May 31, 2007

"just a bunch of memorizations"

I'm watching the National Spelling Bee finals on TV. One Wisconsin contestant is still in. Of course I'm rooting for her. She just had to spell helodes. After hearing that the word is of Greek origin, she made an educated guess. And she got it right! A word's etymology is usually a better clue to its spelling than the meaning of the word. Which makes me wonder why the spellers usually ask for the definition of the word first.

Oh, here's a Polish word, oberek, and one more contestant is out. That's really tough, there are not many words of Polish origin in the English language, it's hard to make out a pattern.

Here she is again, Isabel Jacobson of Madison, Wisconsin. I've never heard the word she has to spell, a 4-syllable word "made up of Greek elements". Cyanophycean. Good grief! She asks if it comes from the Greek word for "blue". It does. Go, Isabel! Noooo. She gets the ending wrong. She spelled it -tion. She finishes third (she finished 14th last year). Congratulations, Isabel!

Two cute bespectacled boys left. 25 championship words. Evan O'Dorney, 13, from California, goes first. The first word sounds like an adjective from Greek. But what is the root? I have no clue. The word is zoilus. He gets it right. Nate Gartke, also 13, from Canada. The second word is an adjective from Latin. It has two pronunciations. Vituline. Relating to a calf or veal. I think this is a little easier to spell than zoilus (and certainly easier than cyanophycean), but perhaps that's just because I know more Latin than Greek. He gets it right.

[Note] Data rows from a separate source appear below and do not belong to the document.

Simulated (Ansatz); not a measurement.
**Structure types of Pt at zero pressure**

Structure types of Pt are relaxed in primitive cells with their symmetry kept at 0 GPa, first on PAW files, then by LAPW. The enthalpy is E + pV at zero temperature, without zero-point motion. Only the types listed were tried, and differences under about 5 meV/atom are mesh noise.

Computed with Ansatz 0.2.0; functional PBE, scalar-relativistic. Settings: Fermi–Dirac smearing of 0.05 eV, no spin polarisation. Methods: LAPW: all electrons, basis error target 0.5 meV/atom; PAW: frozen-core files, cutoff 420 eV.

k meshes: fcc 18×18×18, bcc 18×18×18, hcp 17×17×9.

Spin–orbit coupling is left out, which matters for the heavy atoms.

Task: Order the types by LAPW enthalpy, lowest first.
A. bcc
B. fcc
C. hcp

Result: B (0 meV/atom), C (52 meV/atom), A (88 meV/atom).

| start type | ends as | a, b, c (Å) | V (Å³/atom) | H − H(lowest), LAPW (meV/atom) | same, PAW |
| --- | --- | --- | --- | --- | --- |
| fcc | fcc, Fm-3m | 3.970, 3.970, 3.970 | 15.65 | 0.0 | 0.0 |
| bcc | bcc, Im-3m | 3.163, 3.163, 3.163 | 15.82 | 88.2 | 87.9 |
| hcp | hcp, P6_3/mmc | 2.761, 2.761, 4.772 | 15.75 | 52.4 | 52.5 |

Oh, here's a word I know. Pappardelle. That's an easy one for Evan. You just have to like pasta! Nate takes on videlicet, which I have seen written a number of times, but I've never heard it pronounced before (it's hard to go wrong, the word has 3 pronunciations). viDEliset.

While there's a commercial break, I look at the final contestant's profiles. All three (Isabel, Evan, and Nate) play an instrument, and Evan is also great at maths.

Food again. Yosenabe. A Japanese seafood soup. I think it's doable. Yes, it is! Again I think that Nate gets a more difficult word. Coryza. And Nate doesn't spell it correctly (how I love that he says "zed"). So here's Evan again. It's his chance to win. Serrefine. And he gets it right! Evan O'Dorney is the winner of the 2007 National Spelling Bee. Congratulations!

A smart kid! He doesn't really like spelling because "it's just a bunch of memorizations". He prefers maths (where "it all comes together") and music (because it's creative).